Trevino raises the following issues on appeal:

(1) whether the trial court erred in denying Trevino’s motion for change of venue;
(2) whether the trial court erred in giving preliminary and final instructions on the element of “intentionally” when the indictment charged Trevino with “knowingly” committing rape;
(3) whether the trial court erred by allowing a witness to testify regarding photographs when the photographs had not been admitted into evidence;
(4) whether the trial court erred in granting the State’s motion in limine pursuant to Indiana’s Rape Shield Law; and
(5) whether the totality of the alleged errors denied Trevino a fair trial.

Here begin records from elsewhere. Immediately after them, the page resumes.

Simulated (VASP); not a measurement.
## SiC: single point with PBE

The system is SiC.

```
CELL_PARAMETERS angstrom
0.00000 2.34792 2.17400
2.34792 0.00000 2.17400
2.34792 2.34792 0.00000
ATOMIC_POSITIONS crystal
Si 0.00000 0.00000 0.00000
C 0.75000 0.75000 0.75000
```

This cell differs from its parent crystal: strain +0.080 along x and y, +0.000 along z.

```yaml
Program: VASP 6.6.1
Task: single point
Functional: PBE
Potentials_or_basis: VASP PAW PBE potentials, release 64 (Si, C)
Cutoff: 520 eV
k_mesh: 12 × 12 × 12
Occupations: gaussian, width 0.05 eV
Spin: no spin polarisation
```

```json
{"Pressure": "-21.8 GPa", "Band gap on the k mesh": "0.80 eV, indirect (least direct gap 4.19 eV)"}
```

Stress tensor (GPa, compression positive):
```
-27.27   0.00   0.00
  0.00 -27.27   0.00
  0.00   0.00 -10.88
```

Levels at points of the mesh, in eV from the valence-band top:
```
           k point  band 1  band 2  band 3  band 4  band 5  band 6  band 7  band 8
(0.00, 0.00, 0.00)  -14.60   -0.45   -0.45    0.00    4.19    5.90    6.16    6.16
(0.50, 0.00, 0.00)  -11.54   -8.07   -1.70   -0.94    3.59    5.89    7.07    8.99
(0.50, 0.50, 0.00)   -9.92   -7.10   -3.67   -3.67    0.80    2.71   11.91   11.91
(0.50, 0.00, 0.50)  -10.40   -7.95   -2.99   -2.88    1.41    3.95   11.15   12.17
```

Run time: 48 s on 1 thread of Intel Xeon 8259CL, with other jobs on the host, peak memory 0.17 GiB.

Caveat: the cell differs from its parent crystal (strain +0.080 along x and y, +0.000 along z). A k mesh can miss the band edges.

Indiana Rules of Procedure, Criminal Rule 12 provides:

“Upon the filing of a properly verified application, a change of venue from the county shall be granted in all cases punishable by death and may be granted in all other cases when in the court’s discretion cause for such change is shown to exist after such hearing or upon such other proof as the court may require.”

Therefore, the granting of a change of venue in all criminal cases, except those punishable by death, is discretionary with the trial court. The reviewing court will not reverse the trial court’s ruling unless there is a clear showing of an abuse of discretion. Comstock v. State (1980), Ind., 406 N.E.2d 1164; Pallett v. State (1978), 269 Ind. 396, 381 N.E.2d 452.

In order for a defendant to establish good cause for a discretionary change of venue, he must produce evidence of community bias or prejudice sufficient to convince the trial court that he cannot obtain a fair trial in that county. Dorton v. State (1981), Ind., 419 N.E.2d 1289; Dickens v. State (1973), 260 Ind. 284, 295 N.E.2d 613.

Trevino moved for a change of venue, alleging that:

1) He was ethnic (Mexican/American).
2) Newton County has a minority population of less than 1%.
3) The incident had been reported in a newspaper in general circulation in the county naming him as an alleged rapist.
4) Newton County is small in terms of population.
5) He is a resident of Gary, Indiana and there is a belief throughout Northwest Indiana that anyone from Gary must be guilty.

Absolutely no evidence to show community bias or prejudice because he was a minority was presented other than the affidavit signed by Trevino. The mere possibility of prejudice or bias is not sufficient to entitle a defendant to a change of venue. Swininger; Thomas v. State (1976), 265 Ind. 136, 352 N.E.2d 473.

Trevino alleged the pre-trial publicity of the case also entitled him to the change of venue. The only evidence of any pre-trial publicity was the exhibits attached to the motion, which were newspaper clippings reporting the original event. Pre-trial publicity in the form of newspaper articles must show a necessary degree of pervasive and inflammatory sentiments to entitle such a change. Mendez v. State (1977), 267 Ind. 67, 367 N.E.2d 1081. The articles at issue here consisted of typical newspaper coverage which merely referred to the defendant’s name, address, and the crime with which he was charged. In no way were they inflammatory. Furthermore, these reports appeared in the newspaper a year before the case went to trial.

*267 In his brief, Trevino argues that the transcript contains sufficient “indications” that the defendant did not receive a fair and impartial trial. Yet, he fails to point out any of these “indications.” Trevino did not establish that there was community bias or prejudice sufficient to warrant a change of venue and thus, the trial court did not abuse its discretion in denying the motion.

The second issue raised by Trevino is whether the trial court erred in giving preliminary and final instructions on “intentionally” when the indictment charged Trevino with “knowingly” committing rape. Any alleged error, however must be deemed waived because the issue was not properly preserved for appeal.

No objection was made to the instruction either when the court offered it as a preliminary instruction or as a final instruction.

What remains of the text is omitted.